People like us: farmers, police, Bitterrooters

A farm laborer in Albania shows me how he replaces sage plants to keep his perennial herb garden healthy.

Rather than spending most of my days in Turkey and Albania galavanting and celebrating with small farmers, I hate to admit, but I spent an enormous amount of time waiting, just stuck. Like farming, I have to improvise a lot on these sustainability certification trips. For example, when I tried to enter Albania, I was literally detained by the police. Something went horribly wrong with my passport, the lingering effects of some losing-and-replacement years ago, so I was stuck in police custody for four or five hours while I enlisted a small army of people to help try and sort my record straight: Mary, Interpool, and the US Embassy. It took so long that I persuaded the police officer charged with making sure I'd didn't try to make a run, out to a coffee bar. During the hours we waited, huddling with small cups of espresso like young chickens under a heat lamp, we talked farming and politics. I heard a lot about people have given up hope: years of farming that don't pay and uncertain markets. Mary and I know a lot about that, and I shared images of our life on my phone.  As often happens, I come away with a sense of greater solidarity.

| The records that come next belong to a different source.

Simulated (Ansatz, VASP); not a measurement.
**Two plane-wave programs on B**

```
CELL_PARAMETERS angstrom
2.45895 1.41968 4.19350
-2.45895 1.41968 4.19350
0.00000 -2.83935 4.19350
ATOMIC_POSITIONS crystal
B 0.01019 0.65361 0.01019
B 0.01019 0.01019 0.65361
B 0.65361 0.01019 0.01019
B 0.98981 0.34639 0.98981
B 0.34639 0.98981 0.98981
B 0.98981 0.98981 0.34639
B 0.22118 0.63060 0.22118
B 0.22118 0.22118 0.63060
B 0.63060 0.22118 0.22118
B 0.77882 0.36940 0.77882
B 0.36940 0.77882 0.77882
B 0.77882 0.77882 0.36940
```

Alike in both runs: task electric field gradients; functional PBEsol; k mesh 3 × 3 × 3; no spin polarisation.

And in Turkey, when I was working with small apple farmers, who were drying them in high mountain villages, I needed to put aside my favorite job-- of hiking farm to farm and getting to know the farming practices of farmers, to hunkering down in the the villages, around coal burning stoves, and drinking cup after cup of tea, to discuss problems with global prices and lack of farming equipment. Sometimes the hardest parts of farming are not the growing.  

My time in Turkey was one of the worst trips I've had: with the food politics so intense and the balance of small farmer power so seemingly at odds with everything that Mary and I hold dear about why we farm,  I was forced to start asking hard questions in one village: why people felt so defeated, disempowered. At one point, with goosebumps on my neck, I carefully asked if people around me had been threatened by some of the players. 

In some ways, the sustainable agriculture network, part of a large global group of NGOs and farmer organizations that I've been hired to work for, is a sham. Policies that are meant to promote small scale agriculture and farms don't often require long term investments and farms and trust building processes that global agricultural business are willing to make. So, while I get to hear about real successes, and there's always something to bring back to our farm in Montana, there are real setbacks: farmers I know that will never get the training they need, farmers that never get fair, living wage prices for their work, and worse, farmers that feel alone, lost because they can't get access to adequate startup capital, a market, land, or because of labor costs, they just can't manage their farm how they envision. Mary and I know a lot about that, partly because we've felt the same things.

On my trips to check in on practices, I see myself in the role of the other: the small marginalized farmer, someone who is familiar with all the challenges of building a business, and sometimes just feeling heard.

For all these reasons, Mary and I are still at work. While I'm away, I'm happy to report that no police showed up to the farm, even to inquire about the time I threatened this summer to blockade one of our neighbor's hired spray trucks. Mary just kept harvesting. I'm back on building tasks, many this year, and we are already deep into our planning process for next season. We will get the last batch of our soil samples, all 14 of them, off in the mail, to help us figure out how we are doing with some of those preparations.

It's been a tough season for us, and but we've had some good end of the season serious wins: 1. the farmstore, still open and stocked; 2.)our new hoophouse, still packed with greens and surprises; 3.) and, you members. Our members are our favorite people in our world. We will expand on the Feedbag program this year and our weekly vegetable subscritpions kept us going. Part of our big vision for next year, is being able to feed more families, regardless of income. Not only is this our vision for a thriving local healthy food culture, but we see it as a way for our small business to contribute to the economics of families, growing and struggling. 

In many ways, Mary and I are just like you. We've learned to see some of ourselves in all of you, both near and far. I like to think it's because you've made me such a strong farmer and person, over the past year that I was able to stand up, as a proud farmer and citizen back in Turkey, talk about what is right and come back to the Bitterroot stronger and more resolute than ever - the belief that farming permeates life; the belief that it's our communities, and commitments to one another that are our strongest allies.